In a statement issued by McLaren on Friday ahead of this weekend’s Singapore Grand Prix., the team announced the partnership had been ended by mutual consent before switching to Renault for 2018.

“McLaren Technology Group and Honda Motor Co. Ltd announce they will discontinue their partnership for the FIA Formula One World Championship (F1) at the end of 2017 by mutual consent,” the statement reads.

“The McLaren Honda Formula 1 team will continue to compete for the remainder of the 2017 FIA Formula One Constructors’ and Drivers’ World Championships.

“Both Honda and McLaren will confirm their future plans in the sport in the near future.”

“Renault Sport Racing and McLaren Racing are pleased to announce they have agreed an engine supply partnership for the 2018, 2019 and 2020 seasons,” a subsequent release from McLaren and Renault reads.

“The deal will see Renault Sport Racing supply McLaren with Formula 1 power units, while also establishing a close working relationship with McLaren’s engineers and technicians.”

Honda returned to F1 as an engine supplier in 2015, working exclusively with McLaren for a second time following an enormously successful partnership in the late 1980s and early ’90s.

Coming in one year after the introduction of the new V6 turbo power units, Honda was unable to make up ground on its rival engine manufacturers, leaving McLaren a lowly ninth in the constructors’ championship in 2015.

Progress through 2016 lifted McLaren to sixth in the teams’ standings, only for a redesign of its power unit to backfire and cause the team to plummet to the back of the field in 2017.

With frustration growing through the year, McLaren officials explored a number of different avenues for alternative engine supplies, with Renault emerging as its only option.

A number of meetings were held over the Italian Grand Prix weekend with both Honda and Renault, the latter ruling out supplying a fourth team in 2018 on top of its existing commitments with Red Bull, Toro Rosso and its own works team.

A deal was struck after Toro Rosso agreed to move in the opposite direction, linking up with Honda for 2018, ensuring the Japanese manufacturer remains in F1, much to the relief of the sport’s bosses.

Honda had provisionally been due to work with Sauber next year before the deal announced over the Russian Grand Prix weekend was scrapped following a change in the Swiss team’s management.
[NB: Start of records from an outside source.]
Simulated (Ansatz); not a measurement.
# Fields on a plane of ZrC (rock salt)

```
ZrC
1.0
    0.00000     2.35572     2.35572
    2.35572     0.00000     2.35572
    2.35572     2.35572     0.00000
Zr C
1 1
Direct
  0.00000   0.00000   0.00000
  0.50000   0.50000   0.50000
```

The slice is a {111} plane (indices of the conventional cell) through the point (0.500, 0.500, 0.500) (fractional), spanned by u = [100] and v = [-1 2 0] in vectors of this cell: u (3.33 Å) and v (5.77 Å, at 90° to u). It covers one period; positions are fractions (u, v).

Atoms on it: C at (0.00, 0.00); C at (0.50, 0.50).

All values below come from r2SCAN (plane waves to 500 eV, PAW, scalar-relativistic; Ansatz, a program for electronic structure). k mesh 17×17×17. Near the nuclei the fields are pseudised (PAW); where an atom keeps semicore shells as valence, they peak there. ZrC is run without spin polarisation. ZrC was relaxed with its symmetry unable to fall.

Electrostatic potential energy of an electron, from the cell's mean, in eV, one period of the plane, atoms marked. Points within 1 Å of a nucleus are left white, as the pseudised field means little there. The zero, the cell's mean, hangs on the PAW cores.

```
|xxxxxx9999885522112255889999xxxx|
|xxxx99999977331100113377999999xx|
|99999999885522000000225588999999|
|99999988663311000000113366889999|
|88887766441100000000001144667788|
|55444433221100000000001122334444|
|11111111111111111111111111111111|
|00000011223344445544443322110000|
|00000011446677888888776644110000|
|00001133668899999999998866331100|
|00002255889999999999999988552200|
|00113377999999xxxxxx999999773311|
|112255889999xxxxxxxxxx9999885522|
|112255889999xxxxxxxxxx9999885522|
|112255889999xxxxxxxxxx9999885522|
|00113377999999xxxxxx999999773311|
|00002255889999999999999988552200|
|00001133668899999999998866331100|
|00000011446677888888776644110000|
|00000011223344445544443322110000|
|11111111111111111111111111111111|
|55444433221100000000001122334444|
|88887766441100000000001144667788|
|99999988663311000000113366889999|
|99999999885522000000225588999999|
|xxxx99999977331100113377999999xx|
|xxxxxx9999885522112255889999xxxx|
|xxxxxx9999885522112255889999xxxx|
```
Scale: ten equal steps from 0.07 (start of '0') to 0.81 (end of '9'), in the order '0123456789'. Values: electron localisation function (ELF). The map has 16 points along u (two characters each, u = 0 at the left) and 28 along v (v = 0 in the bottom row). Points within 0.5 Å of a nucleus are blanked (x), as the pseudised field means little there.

McLaren’s announcement puts an end to one of F1’s longest-running sagas, the team opting to sacrifice factory-level backing and a significant level of financial support in its chase for greater success on-track.

“There has never been any doubt over Honda’s commitment and energy to the mission of success in Formula 1. They are proven winners and innovators,” McLaren executive director Zak Brown said.

“For a combination of reasons our partnership has not flourished as any of us would have wished. It is certainly not for the want of effort on the part of either Honda or McLaren, but the time has come to move ahead in different directions.

“As fellow racers, we hope to see the great name of Honda get back to the top – our sport is better for their involvement. I know this view is shared by everyone in the sport.”

“It is unfortunate that we must part ways with McLaren before fulfilling our ambitions, however, we made the decision with a belief that this is the best course of action for each other’s future,” said Takahiro Hachigo, Honda president & representative director of Honda Motor Co. Ltd.

“On behalf of Honda, I would like to express my sincere gratitude to fans who have been very supportive of the team as well as the drivers, team members and everyone involved who shared with us in the joys and disappointments since we began preparing for our return to F1 in 2015.

“Honda will continue the fight together with McLaren all the way to the end of the 2017 season, and then continue its F1 racing activities in 2018 and beyond.”

The decision is also set to have a big impact on the driver market for 2018, with star driver Fernando Alonso long venting his anger about Honda’s performance and considering his future at the team as a result.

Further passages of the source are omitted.